# What n is required to make n! > a^n

1. May 2, 2007

### uart

I'm looking for a bound on n ( that is, "n" as a function of "a") to satisfy,

$$n! \geq a^n$$

It doesn't have to be the lowest possible bound, preferably one that's relatively easy to prove.

Thanks.

2. May 2, 2007

### uart

OK I've just found Sterling's formula, looking at that I can deduce that $$n = \lceil e\, a \rceil$$ will definitely work.

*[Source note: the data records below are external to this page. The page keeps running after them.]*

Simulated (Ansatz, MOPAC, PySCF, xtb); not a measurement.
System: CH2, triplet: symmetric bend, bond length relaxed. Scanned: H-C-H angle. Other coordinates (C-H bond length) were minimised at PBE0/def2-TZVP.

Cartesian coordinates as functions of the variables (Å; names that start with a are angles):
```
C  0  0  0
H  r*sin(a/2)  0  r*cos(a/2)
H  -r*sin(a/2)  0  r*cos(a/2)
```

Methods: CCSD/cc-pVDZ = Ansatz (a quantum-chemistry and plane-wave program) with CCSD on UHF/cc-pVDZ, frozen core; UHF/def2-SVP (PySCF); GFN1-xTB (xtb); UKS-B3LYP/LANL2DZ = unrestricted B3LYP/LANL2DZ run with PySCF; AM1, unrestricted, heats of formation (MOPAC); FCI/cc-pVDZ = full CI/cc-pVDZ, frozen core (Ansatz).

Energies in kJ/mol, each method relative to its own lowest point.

Does anyone have a bound that is very easy proof. Maybe something like n = 3a or even larger.

Last edited: May 2, 2007
3. May 2, 2007

### Office_Shredder

Staff Emeritus
Well, up until n=a, you clearly can't get anywhere (and have a-1 more a's on the RHS than the LHS)

Then you add up an a (actually, a number greater than a against a)for every one added to n until you hit a2

Then you have a-2 a's on the RHS compared to the LHS. From then on, every time you add one to n, you multiply the LHS by something greater than a2, and the RHS by a. So if n=a2+a (so you pick up a extra a's from the a2 and larger terms to mitigate the a-1 you felll behind by at the start), then n! >= an

That should work. If it needs clarification, I'll try to write it out a bit neater

4. May 2, 2007

### uart

Ok good, going as high as sqaures makes it pretty easy.

Take n = a^2 (for a>=2). You can just compare the terms (in the expansion of LHS and RHS) in pairs and show that every chosen pair-product on the LHS is greater than or equal to that of each RHS pair (which is of course always a*a on the RHS).

eg

1 * a^2 = a*a
2 * (a^2-1) > a*a
3 * (a^2-2) > a*a
....
k ^ (a^2+1-k) > a*a : { down to k = floor(a^2 / 2) }

That's the type of thing I was looking for, something that's like a "handwaving + by inspection" type of "proof". ;)

Last edited: May 2, 2007